This is an archived version of the original newsletter, sent via email.
December7th

Today’s interview is our second interview with Hiten Shah, co-founder of KISSmetrics, a customer analytics platform. Last week, Hiten talked about testing topic headlines in Twitter by driving traffic to other people’s blog posts. From that, they figured out what to blog about. This week, we’ll talk about how their blog strategy.
Are you an entrepreneur?
We will be selecting a new batch of startup founders to interview in the next couple of weeks. If you are an entrepreneur and have something you can teach to other entrepreneurs, we’d love to hear your story. Please fill out this form.
The Interview
What do you write about on your blog?
We are trying to attract marketers and people interested in web analytics and web design. So, we think pretty diligently about what they care about and what they actually want. We think a lot about educating on measurement, marketing, analytics, and even web design and A/B testing.
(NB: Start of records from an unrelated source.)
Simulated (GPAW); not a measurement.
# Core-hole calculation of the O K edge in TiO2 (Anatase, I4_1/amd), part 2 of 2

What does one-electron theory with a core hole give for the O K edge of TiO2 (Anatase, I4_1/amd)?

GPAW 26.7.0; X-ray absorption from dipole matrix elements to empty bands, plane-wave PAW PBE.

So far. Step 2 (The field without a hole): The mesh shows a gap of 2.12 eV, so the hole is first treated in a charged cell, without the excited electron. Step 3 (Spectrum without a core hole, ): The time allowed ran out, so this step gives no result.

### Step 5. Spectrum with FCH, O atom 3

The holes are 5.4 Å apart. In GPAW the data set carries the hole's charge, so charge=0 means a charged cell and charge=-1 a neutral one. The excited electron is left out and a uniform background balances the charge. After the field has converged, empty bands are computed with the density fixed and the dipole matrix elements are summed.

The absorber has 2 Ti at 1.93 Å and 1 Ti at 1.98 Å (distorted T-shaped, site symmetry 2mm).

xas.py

Do you hire bloggers? Where do you find good bloggers?
Yeah, we usually just do guest posts. If you have a good handle on good content, then you can always find people who can write good content because you already read their work on other blogs. It’s a process, but an important one to be dedicated to, of understanding what relevant content exists out there and who’s writing it. Then, it’s relatively easy to find guest bloggers. We also have some of our customers do blog posts for us from time to time.
And then do you pay them by the hour or per post?
It depends. People have written posts on KISSmetrics for free, and we also have worked with professional writers, who are paid. For the latter, we usually pay by the blog post and the quality of the post.
What do you think are common mistakes people make when first blogging?
I think they make it too much about their product and themselves. I don’t think bloggers educate their audience as much as they could. In almost any category, educating your audience is very useful and usually leads to more success and more traffic. For us, we are always first thinking about what is it that the user or the customer can learn.
Ok, so growing a blog is really hard to do. How did you do it?
Sure, so a lot of issues relate to the frequency of blogging. I think you have to make it a group effort or have a very diligent process of saying, “Look, every Monday or Tuesday or whenever, we are going to put out a blog post no matter what.” I think it’s important to have the discipline to get regular with it. That’s probably the hardest thing.